Post-Game Analysis: Purdue
by Jonathan Hodges

Well, as the saying goes, "if you play with fire, eventually you'll get burned."  And that is exactly what happened to the Northwestern Wildcats (5-1, 1-1) on Saturday night at Ryan Field as they did indeed get burned by the Purdue Boilermakers (3-2, 1-0) who came in hurting but executed their game plan to beat the 'Cats 20-17.  This post-game wrap up will focus on this game specifically, but during the upcoming bye week look for a first-half recap and further analysis of Northwestern's sloppy play during the past 3 games and what that means going forward this season.  Now onto the wrap-up.

The 'Cats looked good early, forcing Purdue to punt on their first two possessions after gaining just 29 total yards on those drives, while NU took its second possession downfield on a typically efficient 13 play 80 yard drive capped by a Jacob Schmidt TD plunge to put the Wildcats up 7-0 in the first quarter.  But what would happen on Purdue's next possession would foreshadow the performance for the rest of the evening.

Purdue, who came into the season with Miami (FL) transfer Robert Marve, a solid spread offense passer, leading the attack, had to significantly change their offense after he went down with a season-ending knee injury in their last game against Toledo.  They took the week off to modify their offense into a run-base zone read option offense featuring lots of speed out of the backfield, with a good amount attributed to speedy redshirt freshman QB Rob Henry.  And after losing their presumed starting RB Ralph Bolden in the preseason, they threw a variety of speedy guys into the backfield to mix things up.  And while this plan of attack didn't always result in sustained drives, it did provide the explosion plays that the Boilermakers needed to steal a road win from a previously undefeated opponent.

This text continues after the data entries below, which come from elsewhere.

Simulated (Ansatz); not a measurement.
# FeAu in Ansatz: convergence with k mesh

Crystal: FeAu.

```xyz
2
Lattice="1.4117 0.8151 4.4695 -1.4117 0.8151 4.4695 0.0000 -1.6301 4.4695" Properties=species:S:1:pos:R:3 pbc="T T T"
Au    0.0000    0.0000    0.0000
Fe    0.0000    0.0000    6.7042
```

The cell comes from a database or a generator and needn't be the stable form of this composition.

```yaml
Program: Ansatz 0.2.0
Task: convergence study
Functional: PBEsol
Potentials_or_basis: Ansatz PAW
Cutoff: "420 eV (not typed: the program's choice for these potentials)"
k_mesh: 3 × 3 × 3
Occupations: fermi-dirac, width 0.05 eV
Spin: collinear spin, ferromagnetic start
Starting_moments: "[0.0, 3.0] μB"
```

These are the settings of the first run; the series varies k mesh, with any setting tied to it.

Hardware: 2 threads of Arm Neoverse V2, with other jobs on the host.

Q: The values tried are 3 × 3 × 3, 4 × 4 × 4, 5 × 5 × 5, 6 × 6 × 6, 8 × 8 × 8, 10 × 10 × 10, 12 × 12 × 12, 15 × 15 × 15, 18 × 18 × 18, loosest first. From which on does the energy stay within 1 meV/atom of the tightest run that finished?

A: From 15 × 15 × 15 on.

On their second offensive play after NU's lead-taking TD, Henry faked the handoff, then pulled the ball in and took off down the middle of the field as NU defenders got stuck in the flow towards the running back.  He scampered 67 yards before being barely chased down by NU CB Jordan Mabin at the NU 9 yard line.  He would take it in himself on third and goal from the 1 yard line to tie the game.

The issues would continue on the ensuing kickoff, with NU KR Stephen Simmons mis-judging the kick and allowing it to bounce in front of him and then trickle behind him.  Fortunately, Jacob Schmidt was attuned to the situation and dove on the ball at the 5 yard line, preventing a potentially disastrous change of momentum.  But after picking up a first down following two solid Schmidt runs, NU QB Dan Persa began to feel some heat from the Purdue D and threw an uncharacteristic three consecutive incomplete passes.  That was followed by yet another special teams gaffe as Brandon Williams shanked a rugby-style punt, giving Purdue the ball and some momentum at the NU 32 yard line.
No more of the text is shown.